BUBBLE BLOWING DEVICE

Abstract

A bubble blowing device includes a shell, an air guide disc, at least two solution-feeding tubes, a drive gear train, and a bubble solution bottle. The air guide disc is arranged in the shell. At least two solution supply nozzles are arranged on the air guide disc, and the solution-feeding tubes are connected to the corresponding solution supply nozzles respectively. A drive gear train is arranged in the shell, and is configured to drive the solution-feeding tubes to feed solution respectively. The bubble solution bottle is connected to the shell, and an end of each solution-feeding tube extends into the bubble solution bottle.

Claims

1. A bubble blowing device, comprising: a shell; an air guide disc, arranged in the shell, wherein the air guide disc is provided with at least two solution supply nozzles; at least two solution-feeding tubes, connected to the corresponding solution supply nozzles respectively; a drive gear train, arranged in the shell, and configured to drive the solution-feeding tubes to feed solution respectively; and a bubble solution bottle, connected to the shell, wherein an end of each of the solution-feeding tubes extends into the bubble solution bottle.

2. The bubble blowing device according to claim 1, wherein the drive gear train comprises at least two solution-feeding squeeze gears; the solution-feeding tubes pass through the corresponding solution-feeding squeeze gears in a surrounding manner respectively; and the solution-feeding squeeze gears can rotate to squeeze the corresponding solution-feeding tubes.

3. The bubble blowing device according to claim 2, comprising a motor, wherein the drive gear train comprises at least two side gear trains, and the motor and each of the side gear trains are both arranged in the shell; the side gear train is provided with a plurality of gears, wherein the gears are arranged in sequence, adjacent gears are meshed, and one of the gears is the solution-feeding squeeze gear; and the motor is connected with a worm, and a gear at an input end of each of the side gear trains is meshed with the worm.

4. The bubble blowing device according to claim 3, wherein the shell is provided with at least two accommodating grooves; each of the solution-feeding squeeze gears is provided with an eccentric shaft; at least the eccentric shaft is located in the accommodating groove; and the solution-feeding tubes extend through the corresponding accommodating grooves respectively, and pass through the corresponding eccentric shafts in a surrounding manner respectively.
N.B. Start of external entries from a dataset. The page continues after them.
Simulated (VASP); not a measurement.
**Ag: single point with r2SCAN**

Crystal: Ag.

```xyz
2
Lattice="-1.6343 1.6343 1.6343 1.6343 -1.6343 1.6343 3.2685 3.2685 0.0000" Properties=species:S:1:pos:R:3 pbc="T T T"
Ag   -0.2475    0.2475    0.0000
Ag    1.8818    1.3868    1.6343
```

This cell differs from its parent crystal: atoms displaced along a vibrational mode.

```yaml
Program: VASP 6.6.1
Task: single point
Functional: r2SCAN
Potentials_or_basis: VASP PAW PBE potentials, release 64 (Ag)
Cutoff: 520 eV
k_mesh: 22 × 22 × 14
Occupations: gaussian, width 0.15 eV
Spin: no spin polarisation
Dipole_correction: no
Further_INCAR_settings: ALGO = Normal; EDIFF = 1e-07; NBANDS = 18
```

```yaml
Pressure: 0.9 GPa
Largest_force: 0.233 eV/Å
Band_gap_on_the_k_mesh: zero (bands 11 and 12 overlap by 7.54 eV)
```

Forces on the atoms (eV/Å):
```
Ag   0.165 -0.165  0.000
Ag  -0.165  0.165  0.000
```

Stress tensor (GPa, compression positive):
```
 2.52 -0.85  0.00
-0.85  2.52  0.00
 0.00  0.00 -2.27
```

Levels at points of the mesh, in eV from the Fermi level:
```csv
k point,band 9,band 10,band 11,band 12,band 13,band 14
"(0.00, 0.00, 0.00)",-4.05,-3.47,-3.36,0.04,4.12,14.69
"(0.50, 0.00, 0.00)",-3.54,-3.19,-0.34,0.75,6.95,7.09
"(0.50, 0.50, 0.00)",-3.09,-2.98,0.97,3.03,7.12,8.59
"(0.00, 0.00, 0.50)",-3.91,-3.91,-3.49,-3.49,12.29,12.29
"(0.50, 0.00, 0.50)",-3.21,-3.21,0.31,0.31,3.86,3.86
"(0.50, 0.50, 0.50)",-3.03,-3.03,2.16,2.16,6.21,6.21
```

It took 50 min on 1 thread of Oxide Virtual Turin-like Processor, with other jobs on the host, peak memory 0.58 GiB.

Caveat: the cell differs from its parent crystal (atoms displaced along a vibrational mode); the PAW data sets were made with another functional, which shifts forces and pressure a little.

5. The bubble blowing device according to claim 4, comprising a rotatable bubble disc and a transmission rod, wherein the rotatable bubble disc is rotatably connected to the shell, and a toothed ring is arranged on the rotatable bubble disc; and both ends of the transmission rod are connected with a first gear and a second gear respectively, the first gear is meshed with a gear of one of the side gear trains, and the second gear is meshed with the toothed ring.

6. The bubble blowing device according to claim 5, comprising a fan blade, wherein the shell comprises a cylindrical shell and a power shell, which are arranged in sequence, and the air guide disc and the rotatable bubble disc are both arranged in the cylindrical shell; the power shell is connected to a side that is of the cylindrical shell and that is away from the rotatable bubble disc; the motor and the drive gear train are both arranged in the power shell; and the fan blade is located in the cylindrical shell, and is in a transmissive connection with the motor.

7. The bubble blowing device according to claim 6, wherein the power shell is connected to an opening edge of the cylindrical shell through a plurality of connecting ribs, and a hollow portion communicating with an internal cavity of the cylindrical shell is formed between adjacent connecting ribs.

8. The bubble blowing device according to claim 7, wherein the rotatable bubble disc is provided with a plurality of bubble solution-applying components, each of the bubble solution-applying components comprises a plurality of bubble solution-applying rings which are arranged in a circumferential direction of the rotatable bubble disc in sequence, and the bubble solution-applying rings are located on a same circular track; the bubble solution-applying components are arranged in a radial direction of the rotatable bubble disc in sequence; and during rotation of the rotatable bubble disc, each circle of bubble solution-applying rings on the rotatable bubble disc are in contact with the corresponding solution supply nozzle respectively.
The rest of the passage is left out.